Midlands Auction Network

2/7/2013 11:28:07 AM

Non-Ethanol Income Aids Green Plains Renewable Energy

Emily Nohr, The Omaha World Herald

Feb. 7, 2013 — Green Plains Renewable Energy reported a decline in net income for 2012 overall, despite a bump in net income for its final quarter of the year.

Growth in non-ethanol operating income — including the sale of 12 grain elevators — cushioned lower income from ethanol.

Net income for 2012 for the Omaha-based ethanol producer was $11.8 million, or 39 cents per diluted share, down from $38.4 million, or $1.01 per diluted share, in 2011. The company’s 2012 revenue was $3.5 billion for the year, down from $3.6 billion.

In the fourth quarter, net income was $33 million, or $0.94 per diluted share, up from $13.3 million, or $0.36 per diluted share, this time last year. Revenue was $883.7 million for the fourth quarter, down from $922.8 million.

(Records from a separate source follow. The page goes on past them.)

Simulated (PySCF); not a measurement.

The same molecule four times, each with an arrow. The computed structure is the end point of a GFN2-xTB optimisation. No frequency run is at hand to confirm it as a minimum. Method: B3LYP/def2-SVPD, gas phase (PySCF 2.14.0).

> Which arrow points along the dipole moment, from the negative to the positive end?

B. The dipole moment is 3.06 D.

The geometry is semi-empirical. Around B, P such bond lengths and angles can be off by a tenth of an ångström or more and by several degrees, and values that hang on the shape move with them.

Without the sale of 12 grain elevators in Iowa and Tennessee, the company's fourth-quarter net income was $6.7 million, or 21 cents per diluted share.

Find the latest in local business and development, from who's saying
what to what's going in at that corner,
in the Money Talks blog.

President and CEO Todd Becker said in a statement that all the company's business segments reported positive operating income during both the fourth quarter and last half of 2012, which he said signaled the effectiveness of the company’s low-cost platform and ability to manage risk.

"For the fourth year in a row," he said, "our business was profitable and, with the sale of the 12 grain elevators, we continue to focus on creating value for our shareholders. We ended 2012 with $280 million in cash and the lowest ethanol plant debt in our history.

"This positions us for the future to take advantage of growth and diversification opportunities and to continue to withstand the cyclicality of our business."

Becker said the company plans to add between 5 million and 10 million bushels per year over the next two years to the grain storage capacity around its ethanol plants.

That strategy will allow the company to use its 7 million-ton ethanol processing capacity to aggressively compete for purchasing grain directly from farmers, he said. Becker said the plan would be a “minimal investment per bushel” and provide “solid long-term returns for our shareholders.”